Here are two answers to this question based on different interpretations of the meaning of ``Koszul.''

One reasonable way to define things is that Koszul duality depends not only on algebraic data (operad, modular operad, algebra, whatever) but also on a presentation of the algebraic data. This is both elegant and a bit of a cheat. For example, in algebras, operads, or properads (let me just say operad for simplicity), take the "maximal" presentation of your operad. That is, take all operations as generators and then all relations of the form [(infinitesimal) composition of two generators] = [first generator] composed with [second generator]. Then the Koszul dual is precisely the bar construction. So you've totally diluted the meaning of Koszul duality by allowing every operad to have a "Koszul" presentation which doesn't tell you anything new. But I think if you're a homotopy theorist, this is a pretty reasonable definition.
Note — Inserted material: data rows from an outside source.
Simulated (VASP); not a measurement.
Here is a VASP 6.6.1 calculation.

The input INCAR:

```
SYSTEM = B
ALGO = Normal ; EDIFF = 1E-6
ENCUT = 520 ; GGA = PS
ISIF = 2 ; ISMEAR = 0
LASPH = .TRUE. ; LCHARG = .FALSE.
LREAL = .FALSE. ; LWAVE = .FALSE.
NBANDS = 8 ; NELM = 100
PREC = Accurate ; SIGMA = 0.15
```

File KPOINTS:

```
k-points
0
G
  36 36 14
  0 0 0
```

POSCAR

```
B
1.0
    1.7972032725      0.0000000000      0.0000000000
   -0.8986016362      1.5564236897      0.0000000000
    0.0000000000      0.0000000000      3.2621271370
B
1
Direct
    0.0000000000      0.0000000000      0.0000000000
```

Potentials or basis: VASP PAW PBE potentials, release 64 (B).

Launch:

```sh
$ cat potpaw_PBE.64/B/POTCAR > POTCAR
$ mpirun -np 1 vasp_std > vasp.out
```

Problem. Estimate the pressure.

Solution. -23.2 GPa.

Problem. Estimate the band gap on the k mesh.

On the other hand, maybe you want something more rigid or more amenable to calculation. So let's start over. One motivation for Koszul duality for an operad $P$ is that you have a canonical (large) resolution of $P$, the cobar bar resolution $\Omega B P\to P$ but you'd like something smaller if you can get it without losing the simplicity of the differential. Typically you hope that your resolution will be of the form $\Omega P^!$ for some cooperad $P^{!}$ (these exclamation points should be upside down but I can't figure out how). If $P^!$ has no differential of its own, this will be the unique-up-to-isomorphism minimal model for $P$. So one natural candidate is for $P^!$ to be the homology of $BP$. This inherits cooperadic structure from $BP$ and as such lives in the right category to apply the cobar functor $\Omega$.

However, there are three problems. The first one, which is serious, is that we don't know that $BP$ is formal, i.e., quasi-isomorphic to its homology not just linearly but as a cooperad. Typically the homology will have to be given higher homotopy cooperations and then there's no hope for $\Omega H_*(BP)$ to be a resolution of $P$. But maybe you get lucky and you can construct this quasi-isomorphism. The second problem is computing this homology. In the classical definition of Koszul duality for operads, you don't take $H_*(BP)$ as a definition, you take one particular linear summand of $H_*(BP)$ which is easy to compute, based on a grading that comes from a quadratic presentation. Then you cross your fingers and hope this summand exhausts the homology. So say it does. The third problem, which is not such a big deal, is that $\Omega$ doesn't preserve all quasi-isomorphisms. In practice you can use the same grading on $BP$ that passes to its homology to ensure that this is one of the good quasi-isomorphisms preserved by $\Omega$.

So let's try to mimic this in modular operads. Define $P^!$ as the homology of the Feynman transform (in this paragraph the exclamation point should not be upside down because of the dual involved in the Feynman transform), and call P Koszul if $P^!$ and the Feynman transform of $P$ are weakly equivalent as modular operads. As you point out, it's not obvious what quadratic means in this context, so let's skip the second problem altogether. Then it should be an exercise to ensure that even though you haven't used the grading of a homogeneous presentation, in most (all?) cases of interest, the Feynman transform preserves quasi-isomorphisms so we get the desired behavior from $P^!$, that it generates the minimal model for $P$.